The US has unveiled rules aimed at keeping Chinese components out of electric cars sold in the country.
The restrictions are tied to government incentives for electric cars made in America.
The hotly-debated limits are intended to help build up the industry in America, but critics say they could slow adoption of electric cars.
Chinese firms currently produce the vast majority of electric car batteries and the minerals used in them.
But US politicians have cast over-reliance on Chinese manufacturers as an economic and security risk.
Planned partnerships between major firms, such as Ford and China’s CATL, a battery manufacturer, have been subject to criticism and debate.
Last year, Congress passed a climate law offering billions in tax incentives and other money to try to boost the industry in the US.
The law included a tax incentive worth up to $7,500 per vehicle for buyers of electric cars made in America.
The climate law, which the White House says has sparked nearly $100bn in private investment in the US related to electric cars, immediately barred electric cars made outside the country from receiving tax credits.
Starting in 2024, the law also barred cars from eligibility for tax credits if they contain battery components manufactured or assembled by a “foreign entity of concern”.
By 2025, the restrictions will expand to cars that contain critical materials extracted, processed or recycled by such an entity.

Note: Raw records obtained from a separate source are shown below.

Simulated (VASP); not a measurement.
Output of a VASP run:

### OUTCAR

The proposal announced on Friday says the government will define a “foreign entity of concern” as a company headquartered in or owned or controlled by China, Russia, Iran or North Korea.
Any company in which the government of these countries holds 25% or more of a board’s seats, voting rights or shares would fall under the rules, which now open for a period of public comment.
“President Biden entered office determined to reverse the decades-long trend of letting jobs and factories go overseas to China,” said John Podesta, senior adviser to the President for Clean Energy Innovation and Implementation.